IRGC in Full Control over Sea of Oman, Strait of Hormuz, Persian Gulf
(FNA)- Commander of the Islamic Revolution Guards Corps Major General Mohammad Ali Jafari underlined that the whole regional waters, from the Sea of Oman and the Strait of Hormuz to the Persian Gulf, are under the full control of the IRGC.
Jafari made the remarks on the sidelines of the massive IRGC naval wargames, codenamed Payambar-e Azam 9 (The Great Prophet 9), in the Persian Gulf and the Strait of Hormuz on Wednesday.
"The message of these wargames is that others should pay good heed to the point that they should not take any action near the Islamic Republic's security circle. We believe to be the defenders of the Strait of Hormuz' security and showed this in our wargames today," he underlined.
Jafari referred to the hi-tech weapons and missiles used during the Wednesday wargames, and said, "These advanced technologies when mixed with our power of faith create a unique power. Of course, we don’t intend to test them (the enemy) in a real situation, but if such a situation happens, certainly the Sea of Oman, the Strait of Hormuz and the Persian Gulf region will be fully controlled by the IRGC Navy."
Stressing that the Payambar-e Azam 9 wargames are deterrent in nature, he said the exercises have a message of security and peace as they show the Islamic Republic of Iran's might to the country's allies and the regional states.
He said Iran does not have any issue with the regional countries, rather "we have a problem with the trans-regional enemies and God willing, one day unity and sympathy will grow among the regional states to such a degree that the enemy will leave our region and full security will be established."
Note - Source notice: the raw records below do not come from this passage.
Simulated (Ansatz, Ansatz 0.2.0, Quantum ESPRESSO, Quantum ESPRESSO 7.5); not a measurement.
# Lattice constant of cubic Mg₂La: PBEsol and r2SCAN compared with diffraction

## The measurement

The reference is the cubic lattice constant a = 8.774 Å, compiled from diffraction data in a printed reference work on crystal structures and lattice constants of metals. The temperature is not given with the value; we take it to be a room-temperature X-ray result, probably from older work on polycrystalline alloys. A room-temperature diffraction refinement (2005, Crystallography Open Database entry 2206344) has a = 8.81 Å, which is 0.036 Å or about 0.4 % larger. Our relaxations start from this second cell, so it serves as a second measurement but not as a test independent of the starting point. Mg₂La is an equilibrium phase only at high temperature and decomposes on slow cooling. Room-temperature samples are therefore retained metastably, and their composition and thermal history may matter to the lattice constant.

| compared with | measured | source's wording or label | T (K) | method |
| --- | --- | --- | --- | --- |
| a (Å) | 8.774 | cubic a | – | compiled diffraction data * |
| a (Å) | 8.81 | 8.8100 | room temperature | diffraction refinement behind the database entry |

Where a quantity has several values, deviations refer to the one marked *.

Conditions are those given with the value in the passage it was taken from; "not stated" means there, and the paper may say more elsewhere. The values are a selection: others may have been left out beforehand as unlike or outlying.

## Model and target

The Islamic Revolution Guards Corps (IRGC) Navy started massive wargames, codenamed Payambar-e Azam 9 (The Great Prophet 9), in the Persian Gulf and the Strait of Hormuz on Wednesday.
The massive exercises started after IRGC Commander Major General Mohammad Ali Jafari issued the order and in the presence of other high-ranking Iranian officials and military commanders, including Parliament Speaker Ali Larijani, Deputy Chief of Staff of the Iranian Armed Forces Major General Gholam Ali Rashid, Commander of the IRGC Aerospace Force Brigadier General Amir Ali Hajizadeh, Lieutenant Commander of the IRGC Brigadier General Hossein Salami, Commander of the IRGC Ground Force Brigadier General Mohammad Pakpour, Deputy Chief of Staff of the Armed Forces Brigadier General Baqeri and IRGC Navy Commander Rear Admiral Ali Fadavi.
Different IRGC Navy vessels are being used in the exercises staged in the Persian Gulf and the Strait of Hormuz.
Tens of IRGC vessels started high-speed mine-laying operations in a short period of time to get ready for critical situations in times of possible threats.
Fadavi described Iran's "mine-laying" capability as "the most important concern of the Americans", and said, "We have the most advanced sea mines which cannot be imagined by the Americans."
In recent years, Iran has made great achievements in its defense sector and attained self-sufficiency in producing essential military equipment and systems.
Iranian officials have always stressed that the country's military and arms programs serve defensive purposes and should not be perceived as a threat to any other country.
Iran's naval power has even been acknowledged by foes. In a Sep. 11, 2008 report, the Washington Institute for the Near East Policy said that in the two decades since the Iraqi imposed war on Iran, the Islamic Republic has excelled in naval capabilities and is able to wage unique asymmetric warfare against larger naval forces.
According to the report, Iran's Navy has been transformed into a highly motivated, well-equipped, and well-financed force and is effectively in control of the world's oil lifeline, the Strait of Hormuz.